Effective Long-Context Scaling of Foundation Models Paper Notes
This article includes my notes on “Effective Long-Context Scaling of Foundation Models” paper. All images if not stated oherwise are from the paper.
Intro
- Continually pretraining from LLAMA 2 checkpoints with additional 400 billion tokens formed as long training sequences.
- The smaller 7B/13B variants are trained with 32,768-token sequences.
- 34B/70B variants are trained with 16,384-token sequences.
- Shows a clear power-law scaling behavior with respect to context lengths. (Figure 1)
- Observed significant improvements on long-context tasks but also modest improvements on standard short-context tasks, especially on coding, math, and knowledge benchmarks.

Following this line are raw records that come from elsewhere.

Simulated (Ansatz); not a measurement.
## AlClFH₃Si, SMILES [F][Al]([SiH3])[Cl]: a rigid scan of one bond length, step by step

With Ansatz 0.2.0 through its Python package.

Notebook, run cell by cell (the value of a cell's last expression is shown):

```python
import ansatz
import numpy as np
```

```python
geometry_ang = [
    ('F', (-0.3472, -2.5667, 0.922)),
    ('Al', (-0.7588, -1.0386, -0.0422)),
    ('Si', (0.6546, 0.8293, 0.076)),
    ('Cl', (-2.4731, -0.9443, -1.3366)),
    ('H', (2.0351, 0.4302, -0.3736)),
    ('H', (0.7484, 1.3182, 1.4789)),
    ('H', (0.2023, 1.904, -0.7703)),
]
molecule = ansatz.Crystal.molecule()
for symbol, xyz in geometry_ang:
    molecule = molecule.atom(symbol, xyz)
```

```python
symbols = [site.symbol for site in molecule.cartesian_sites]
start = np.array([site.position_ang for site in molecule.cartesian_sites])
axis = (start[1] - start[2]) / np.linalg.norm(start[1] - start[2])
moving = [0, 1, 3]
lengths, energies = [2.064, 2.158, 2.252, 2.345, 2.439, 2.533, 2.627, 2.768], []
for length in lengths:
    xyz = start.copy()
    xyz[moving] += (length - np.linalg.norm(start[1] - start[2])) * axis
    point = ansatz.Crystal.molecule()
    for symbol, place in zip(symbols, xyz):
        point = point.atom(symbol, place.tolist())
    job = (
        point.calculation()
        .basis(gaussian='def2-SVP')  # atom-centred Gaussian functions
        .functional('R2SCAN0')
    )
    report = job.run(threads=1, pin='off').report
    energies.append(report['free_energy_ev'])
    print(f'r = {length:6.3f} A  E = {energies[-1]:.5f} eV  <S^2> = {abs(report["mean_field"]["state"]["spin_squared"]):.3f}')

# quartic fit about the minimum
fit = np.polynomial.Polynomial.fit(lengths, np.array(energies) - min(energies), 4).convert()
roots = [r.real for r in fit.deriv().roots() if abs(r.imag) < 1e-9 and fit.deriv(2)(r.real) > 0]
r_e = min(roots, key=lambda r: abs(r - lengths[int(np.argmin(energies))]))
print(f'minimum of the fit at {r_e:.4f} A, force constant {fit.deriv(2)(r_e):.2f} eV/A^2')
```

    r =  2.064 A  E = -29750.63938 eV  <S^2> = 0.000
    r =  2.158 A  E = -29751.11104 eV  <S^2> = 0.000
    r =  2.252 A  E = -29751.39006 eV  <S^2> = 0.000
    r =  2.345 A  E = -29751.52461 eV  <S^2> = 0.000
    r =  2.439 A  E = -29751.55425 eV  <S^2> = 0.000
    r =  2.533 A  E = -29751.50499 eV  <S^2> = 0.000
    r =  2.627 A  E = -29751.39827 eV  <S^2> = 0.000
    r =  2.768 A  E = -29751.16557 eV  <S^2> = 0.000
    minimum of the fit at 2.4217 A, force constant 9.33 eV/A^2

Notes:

- Used a simple and cost-effective procedure to instruction finetune our continually pretrained long models without any human-annotated data.
Method
Continual-Pretraining
- Training with longer sequence lengths can introduce significant computational overhead due to the quadratic attention calculations.
- Similar long-context capabilities can be learned by continually pretraining from a short-context model.
- Original llama-2 architecture slightly modified for positinal encodings to model to attend longer.
- Sparse attention from (Child et al., 2019) not applied; because, given LLAMA 2 70B’s model dimension (h = 8192), the cost of attention matrix calculation and value aggregation only becomes a computation bottleneck when the sequence length exceeds 49,152 (6h) tokens.
Positional Encoding: A minimal yet necessary modification on the RoPE positional encoding for long context modelling (Roformer: Enhanced transformer with rotary position embedding, 2022): decreasing the rotation angle (controlled by the hyperparameter “base frequency b”), which reduces the decaying effect of RoPE for distant tokens.
Data Mix: The quality of the data plays a more critical role than the length of texts for long-context continual pretraining. See section “Pretraining Data Mix” for more details.
Optimization Details:
- The same number of tokens per batch as in LLAMA 2
- All models trained for a total of 400B tokens over 100,000 steps.
- With FLASHATTENTION, there is negligible GPU memory overhead.
- Increasing the sequence length from 4,096 to 16,384 for the 70B model, caused speed loss around 17%.
- a cosine learning rate schedule with 2000 warm-up steps.
- 7B/13B models, learning rate 2e−5
- 34B/70B models, learning rate 1e−5 (marked to be important to set a smaller learning rate for larger models to get monotonically decreasing validation losses)
Instruction Tuning
- Self-intruct method is used to generate long data using Llama 2 chat model.
- Synthetic data is augmented with RLHF data used in Lllama 2 chat.
- Data generation process:
- Select a long document from pretraining corpus
- Selet a random chunk
- Prompt llama 2 chat generate question-answer pairs based on the chunk
- Collect long and short answers with different prompts
- Use self critique to verify model generated answers
- Use the long document and question answer pair as a training instance.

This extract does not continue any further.